But somehow, the couple, who moved into North Portland's Columbia Villa after Gwen's health began deteriorating six years ago, had almost everything in their duplex packed before the moving van pulled up in front this week.

Moving and money are the two big stories at the villa this month as its owner, the Housing Authority of Portland, continues with its plans to replace the villa's existing all-public housing with a mixed-income, mixed-use development, dubbed New Columbia by 2006.

Relocation of the villa's 1,200 residents to other, taxpayer-funded housing is accelerating now that the school year has ended. And on Thursday, the Portland City Council is expected to authorize the housing authority to apply for a $9 million loan to pay for demolition of the site, scheduled to begin in October.

The loan, $8.4 million of which will be guaranteed by the city, is part of a $20 million commitment to the project made by the city in 2001. The rest of the money will come from other sources within the city's budget over the course of the project.

The city's budget for fiscal 2003-04 also is scheduled for approval Thursday, immediately before the vote on the housing authority loan.

The loan vote will take place without the city and the housing authority having reached agreement on who will be responsible for paying the interest. The amount of those payments will depend on how much of the $9 million authorized actually is borrowed, how quickly it is repaid and the rate of interest.

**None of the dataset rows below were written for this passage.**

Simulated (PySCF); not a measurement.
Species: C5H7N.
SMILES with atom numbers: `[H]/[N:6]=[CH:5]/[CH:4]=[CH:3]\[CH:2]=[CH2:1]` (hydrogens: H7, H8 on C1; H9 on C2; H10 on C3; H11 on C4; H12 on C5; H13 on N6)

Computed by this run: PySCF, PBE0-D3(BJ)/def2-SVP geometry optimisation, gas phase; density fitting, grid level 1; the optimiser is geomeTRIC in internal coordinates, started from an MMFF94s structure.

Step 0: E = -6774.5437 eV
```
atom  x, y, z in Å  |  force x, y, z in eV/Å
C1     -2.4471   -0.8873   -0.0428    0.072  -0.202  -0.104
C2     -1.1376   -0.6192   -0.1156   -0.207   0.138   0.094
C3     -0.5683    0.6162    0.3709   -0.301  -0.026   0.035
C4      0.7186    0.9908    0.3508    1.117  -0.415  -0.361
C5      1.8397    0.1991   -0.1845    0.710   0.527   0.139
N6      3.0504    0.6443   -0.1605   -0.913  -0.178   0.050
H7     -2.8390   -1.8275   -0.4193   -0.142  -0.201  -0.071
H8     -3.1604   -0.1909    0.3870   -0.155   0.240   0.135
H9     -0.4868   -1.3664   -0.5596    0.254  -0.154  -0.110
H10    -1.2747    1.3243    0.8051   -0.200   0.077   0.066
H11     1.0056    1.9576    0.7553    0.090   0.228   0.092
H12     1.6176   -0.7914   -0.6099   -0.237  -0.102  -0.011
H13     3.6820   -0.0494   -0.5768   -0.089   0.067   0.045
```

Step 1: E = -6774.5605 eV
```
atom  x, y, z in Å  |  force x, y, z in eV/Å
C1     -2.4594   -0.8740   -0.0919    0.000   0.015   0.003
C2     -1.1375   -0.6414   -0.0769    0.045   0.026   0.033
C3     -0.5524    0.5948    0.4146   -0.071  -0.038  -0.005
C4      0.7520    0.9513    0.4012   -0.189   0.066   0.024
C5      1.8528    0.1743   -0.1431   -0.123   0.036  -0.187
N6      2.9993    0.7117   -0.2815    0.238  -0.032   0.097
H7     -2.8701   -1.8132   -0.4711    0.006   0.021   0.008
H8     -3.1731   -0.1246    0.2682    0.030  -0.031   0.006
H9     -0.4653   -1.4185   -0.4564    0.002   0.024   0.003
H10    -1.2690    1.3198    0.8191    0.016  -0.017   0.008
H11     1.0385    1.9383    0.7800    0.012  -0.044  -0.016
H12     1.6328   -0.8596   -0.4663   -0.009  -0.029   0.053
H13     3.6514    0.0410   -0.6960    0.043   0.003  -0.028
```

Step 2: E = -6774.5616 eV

City representatives previously said they want the housing authority to pay the loan costs so the financially strapped city's obligation doesn't exceed the promised $20 million. The housing authority has argued that the city should pay the costs because the authority can't afford to divert any of the $20 million it was counting on for the $146.5 million project.

The issue must be resolved before closing on the loan takes place in September, according to Mike Andrews, finance manager for New Columbia.

Making the move

While conversations about how to pay for the villa's demolition continue, signs that it is coming are everywhere at the site. The villa's majestic London plane trees are marked with aluminum tags or spray-painted Xs to indicate whether they will or will not survive the demolition.

Eighty-eight households already had moved out as of June 11, their wooden, World War II-era duplexes and fourplexes now standing empty. East Side Mayflower and Willamette Express moving vans are daily visitors to the site, where another 294 households remain to be moved, most of them in July and August.

'Between the two of us, we got things done, sort of,' Gwen Brooks says with a laugh as her husband opens the door to three young, strong movers (albeit one with his arm in a cast). The duplex is crammed with boxes that contain almost everything the couple own, except a large antique sideboard, three recliners and the widescreen TV that Gwen watches while her husband is at work.

The couple are moving into a single-family home owned by the housing authority, also in North Portland. They hope to use Robert Brooks' security guard income to purchase one of New Columbia's affordable single-family houses when the development is completed.

'I'm going to work as long as my body will let me,' he says cheerfully.

The movers start pulling boxes out the door. The jaunty red- and white-striped rose that the couple planted over a small arbor near the front door is staying. The two signs in their front window 'Day Sleeper' and 'Proud to be an American' will be the last things to go.